It was signed, "Joe Stack (1956-2010)."

The Web site was later taken down by the host company, with a note stating that it had been done "due to the sensitive nature of the events that transpired in Texas this morning and in compliance with a request from the FBI."

National Transportation Safety Board spokesman Peter Knudson said an investigator from the board's Dallas office has been dispatched to the scene of the accident.

Stack's plane took off Thursday from the airport in Georgetown, Texas, and was flying under rules that did not require the pilot to maintain contact with air controllers. He did not file a flight plan.

Witnesses reported that the plane seemed to have been flown deliberately into the first floor of the Echelon 1 Building in northwest Austin. The building mostly houses IRS offices, according to Kathi Hall of KVSA Asset Management, which manages the property.

About 190 IRS employees work in the building, and IRS spokesman Richard C. Sanford said the agency was trying to account for all employees.

The crash sent workers fleeing as ceilings crumbled, windows shattered and flames shot out of the building. Thick black and gray smoke was billowing out of the second and third stories of the building as fire crews using ladder trucks and hoses battled the blaze. Dozens of windows were blown out.

The Austin American-Statesman newspaper quoted IRS agent William Winnie as saying he was in a training session on the third floor of the building when he saw a light-colored, single-engine plane coming at the building.

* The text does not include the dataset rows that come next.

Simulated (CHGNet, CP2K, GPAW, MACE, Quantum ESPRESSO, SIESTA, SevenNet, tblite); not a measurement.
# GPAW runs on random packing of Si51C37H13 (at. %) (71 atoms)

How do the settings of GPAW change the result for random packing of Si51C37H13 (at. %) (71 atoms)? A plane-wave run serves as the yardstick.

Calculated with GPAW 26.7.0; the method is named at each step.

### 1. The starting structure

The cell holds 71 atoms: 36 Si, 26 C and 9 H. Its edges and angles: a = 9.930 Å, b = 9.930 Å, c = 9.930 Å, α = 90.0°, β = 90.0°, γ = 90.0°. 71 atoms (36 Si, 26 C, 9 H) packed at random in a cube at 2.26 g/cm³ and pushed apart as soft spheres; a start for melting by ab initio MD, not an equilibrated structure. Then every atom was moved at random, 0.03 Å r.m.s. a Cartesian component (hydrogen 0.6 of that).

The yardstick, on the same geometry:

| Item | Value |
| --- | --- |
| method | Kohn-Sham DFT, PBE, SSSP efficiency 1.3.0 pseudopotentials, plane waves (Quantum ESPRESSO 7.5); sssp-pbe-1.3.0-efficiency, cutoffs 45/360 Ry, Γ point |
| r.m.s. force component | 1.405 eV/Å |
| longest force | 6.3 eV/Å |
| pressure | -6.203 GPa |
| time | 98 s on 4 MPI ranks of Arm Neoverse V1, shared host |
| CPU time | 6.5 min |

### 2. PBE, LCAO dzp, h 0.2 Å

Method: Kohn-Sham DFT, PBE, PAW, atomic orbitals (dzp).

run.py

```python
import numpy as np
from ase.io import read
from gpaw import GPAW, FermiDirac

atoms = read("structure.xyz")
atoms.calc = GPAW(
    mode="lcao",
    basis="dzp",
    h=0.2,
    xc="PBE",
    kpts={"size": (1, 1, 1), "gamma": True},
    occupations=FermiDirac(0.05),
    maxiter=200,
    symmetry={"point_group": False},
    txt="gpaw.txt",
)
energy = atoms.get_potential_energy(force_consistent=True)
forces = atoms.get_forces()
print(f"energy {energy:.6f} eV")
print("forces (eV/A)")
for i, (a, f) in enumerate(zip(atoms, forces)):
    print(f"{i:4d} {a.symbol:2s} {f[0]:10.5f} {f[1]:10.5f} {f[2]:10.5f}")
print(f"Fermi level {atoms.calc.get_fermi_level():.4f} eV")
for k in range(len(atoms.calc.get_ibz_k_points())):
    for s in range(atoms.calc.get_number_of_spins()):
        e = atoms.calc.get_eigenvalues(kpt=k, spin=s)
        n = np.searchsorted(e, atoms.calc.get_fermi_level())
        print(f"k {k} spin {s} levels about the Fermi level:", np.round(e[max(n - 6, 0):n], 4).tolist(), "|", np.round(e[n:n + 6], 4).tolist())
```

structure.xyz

"It looked like it was coming right in my window," Winnie said, adding that the plane veered down and to the left and crashed into the floors below. "I didn't lose my footing, but it was enough to knock people who were sitting to the floor."

As a precaution, the Colorado-based North American Aerospace Defense Command launched two F-16 aircraft from Houston's Ellington Field to conduct an air patrol over the crash area, an FAA official said.

White House spokesman Robert Gibbs said President Obama has been briefed by counterterrorism adviser John Brennan but reiterated that the incident "does not appear" to be terrorism.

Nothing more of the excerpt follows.